How to "show" a finite group representation $\rho(g)$ is diagonalizable over $\Bbb{C}$ for a given $g: V\to GL(V)$ and $\dim V=n$? And after that, how to show its eigenvalues are the unit roots?
As a hint I am given that if $\rho ^n(g)=1$ than it is diagonalizable, and that I could show it using, say, Jordan Diagonalization.
In an answer to a similar question, it is said that a Jordan form is idempotent if its dimension is 1, but what if there are only $k\le n$ $\lambda _i$ eigenvalues?
I would appreciate the help of telling me clearly whether or not there are $n$ eigenvalues. I think I am expected to arrive at $\lambda_1,…,\lambda_k, k\le n$ for a given $g\in G$ with $\rho (g) v= Av=\lambda_i v$ satisfying $\rho^n (g)=\rho (g^n)=Idv=A^nv=\lambda^n_i v$ and so over the complex field, $\lambda_i\in S^1$. But to what extent should I argue my steps? Should I just write a couple of sentences relying on Linear Algebra arguments under the assumption that I am already completely familiar with them, or should I actually find or describe a general diagonalization or a Jordan form of a given $\rho (g)$? I am really not sure what explanation I am required to give specifically, which demonstrates my understanding of the subject.

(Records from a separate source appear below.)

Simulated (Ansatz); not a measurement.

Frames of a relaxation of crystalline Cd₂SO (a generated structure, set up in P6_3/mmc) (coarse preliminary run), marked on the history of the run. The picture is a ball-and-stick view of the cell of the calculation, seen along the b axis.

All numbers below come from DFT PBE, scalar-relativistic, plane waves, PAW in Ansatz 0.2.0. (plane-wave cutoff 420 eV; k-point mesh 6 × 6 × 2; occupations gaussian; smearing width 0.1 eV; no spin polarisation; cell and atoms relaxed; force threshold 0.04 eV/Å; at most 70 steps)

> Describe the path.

I've been studying math on and off and took Group Theory at least three years ago and linear algebra long before, and although I can still recall the main general elements of those, nothing is obvious to me in Group Representation Theory. This course is a bit advanced for me conceptually and is taking up most of my time while I should be practicing other courses as well. I could really use some guidance, please.
Best Answer
Just to follow up the hint you've been given, if $g$ has finite order $n$, then $$ 1 = \rho(1) = \rho(g^{n}) = \rho(g)^{n}. $$ So the minimal polynomial $f$ of $\rho(g)$ over $\mathbb{C}$ divides $x^{n} - 1$. The latter polynomial has $n$ distinct roots, the $n$-th roots of unity. Hence $f$, too, has distinct roots. Now linear algebra tells us that this implies that $\rho(g)$ is diagonalisable.